Yes, I know them & like them, too–although with all of the dumplings out there, I do not get to these all that often.  There’s the Chinese name, kuo teh, AKA pot stickers, and there’s the Japanese name, gyoza.  And here I have a story.  I was at a Japanese restaurant just a few days ago (not eating dumplings).  At some point, behind me, I heard what sounded like a teen girl talking about what she planned to order: “I’m going to get the GOYZA!”  Goyza?  I was waiting for someone to correct her, at some point, as she repeated what she was getting, but apparently no one else… sigh.  And I think the waiter humored her by repeating the mispronounciation.  I was hoping someone, ANYONE, in that little restaurant would improve her life by pointing out that “gyoza” is not pronounced “goyza.”  Someone, anyone?  Someone, anyone but me?  Not me.  And not anyone else.

The message on the goyza postcard continues:

“I was put (in this envelope) Pochi-bukuro.  Pochi-bukuro (petit envelope) is often used in Japan.  Especially at New Year’s, there is a custom in Japan that adults give money to children as a tip.  Of course, it may be good for a small accessory or mini card.  Try using this Japanese style envelope in your creative style.

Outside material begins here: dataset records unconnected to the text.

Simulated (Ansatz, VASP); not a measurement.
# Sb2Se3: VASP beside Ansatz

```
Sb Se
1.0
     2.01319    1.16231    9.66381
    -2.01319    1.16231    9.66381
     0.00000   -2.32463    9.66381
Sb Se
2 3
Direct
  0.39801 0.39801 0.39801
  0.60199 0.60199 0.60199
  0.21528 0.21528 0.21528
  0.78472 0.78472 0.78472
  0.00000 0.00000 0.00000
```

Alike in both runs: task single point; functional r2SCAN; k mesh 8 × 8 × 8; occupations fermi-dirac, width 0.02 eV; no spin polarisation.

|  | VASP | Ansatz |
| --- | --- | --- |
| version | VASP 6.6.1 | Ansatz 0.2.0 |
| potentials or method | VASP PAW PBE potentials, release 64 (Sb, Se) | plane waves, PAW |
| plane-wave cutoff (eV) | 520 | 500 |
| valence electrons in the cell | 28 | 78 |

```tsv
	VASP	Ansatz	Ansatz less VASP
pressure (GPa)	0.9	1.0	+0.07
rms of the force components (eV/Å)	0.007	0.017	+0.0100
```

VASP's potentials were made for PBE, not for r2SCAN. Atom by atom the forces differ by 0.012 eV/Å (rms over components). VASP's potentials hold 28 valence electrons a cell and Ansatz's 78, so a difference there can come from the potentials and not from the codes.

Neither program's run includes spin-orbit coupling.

I don’t remember hearing about this Japanese tradition.  Now, I do know the envelopes, known as hongbao, for their use in the Chinese tradition during the Lunar New Year.  I have used hongbao in the past in “my creative style:” I gave a friend a coffee gift card in a little envelope.  He asked me where the money was.  I told him I wasn’t his parent.  A lot of Chinese adults still get hongbao from their parents.  Never having been a Chinese child, I have never received a cash-stuffed hongbao (at least, not that I remember).  I do have a little stash of little envelopes (they are sold at many places in my area, and have a variety of fun designs & famous characters), into which I stuff tiny treasures & junk when I am preparing a package to mail to a friend.

What do you think I should do with these Pochi-bukuro I have been sent?

 

 

Snoopy-Pocky! Received from Japan

Second card in a week from my Snoopy postcard pal in Tokyo, Japan!  This time, she has flattened out a Pocky box & turned into a colorful, special postcard for me.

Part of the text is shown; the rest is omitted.